Randomly generated co-op Zelda is the simplest way to describe The Swords of Ditto. Your character wakes up on a beach, which instantly recalls the opening of Link's Awakening on Game Boy, and then heads into the nearby town, where the statue of the island's hero stands. You claim the hero's sword, and become the hero known as the Sword of Ditto (this being the setting of the game). Along with an optional buddy (hence 'Swords' in the title), you take part in a truncated Zelda adventure that lasts for a couple of hours. If you succeed in defeating the boss, Mormo, your character becomes this hero statue in your next playthrough.
The Swords of Ditto is a roguelike, then, and if you fall short in defeating Mormo, your equipment from a previous playthrough appears at a lonely grave instead. Lovely stuff—I've always wanted to pass my failures onto another generation. Every run is randomly generated, so each playthrough feels like a different challenge. Succeeding leaves the world in a bright and happy place. Fail multiple times, though, and the world will grow a bit darker around you. I only played one game of Swords of Ditto, so I'm interested to how this change manifests itself.

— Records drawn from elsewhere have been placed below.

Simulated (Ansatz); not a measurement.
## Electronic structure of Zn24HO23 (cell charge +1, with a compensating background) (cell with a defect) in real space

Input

The sword and bow are familiarly Zelda-y, but there are newer ideas due to the contemporary fantasy setting. Ditto's version of a boomerang is a vinyl record thrown as a frisbee disc, and I'm shown some neat puzzles in a dungeon where you have to activate switches by carefully aiming the record through gaps in walls. You can also set it on fire and throw it through enemies to spread the flames, giving the world a neat bit of reactivity. My favourite ability is summoning a giant foot to squish and knock back nearby enemies, almost certainly a Monty Python reference.
There's also an armour system, represented by stickers which give you particular buffs. I found Swords of Ditto a little harder and more frantic in combat encounters than I expected based on my preconceptions of the visual style, so the gathering of stickers and passing them down between heroes should be important. Each playthrough will last for around two hours, which sounds spot-on to me.
The art style reminds me a bit of Double Fine's Costume Quest, only more storybook-y. I've seen it compared to Adventure Time, too, which has a similar colour palette and maybe some crossover in tone. Quietly, it was an E3 favourite of mine.
Like a few indies I've recently enjoyed, it's a fresh-feeling modern version of a game type you might've enjoyed in the past. The way the world is presented makes Ditto easy to like: it's cutesy without being saccharine, which is a hard balance to pull off. And my PC always needs more great couch co-op games.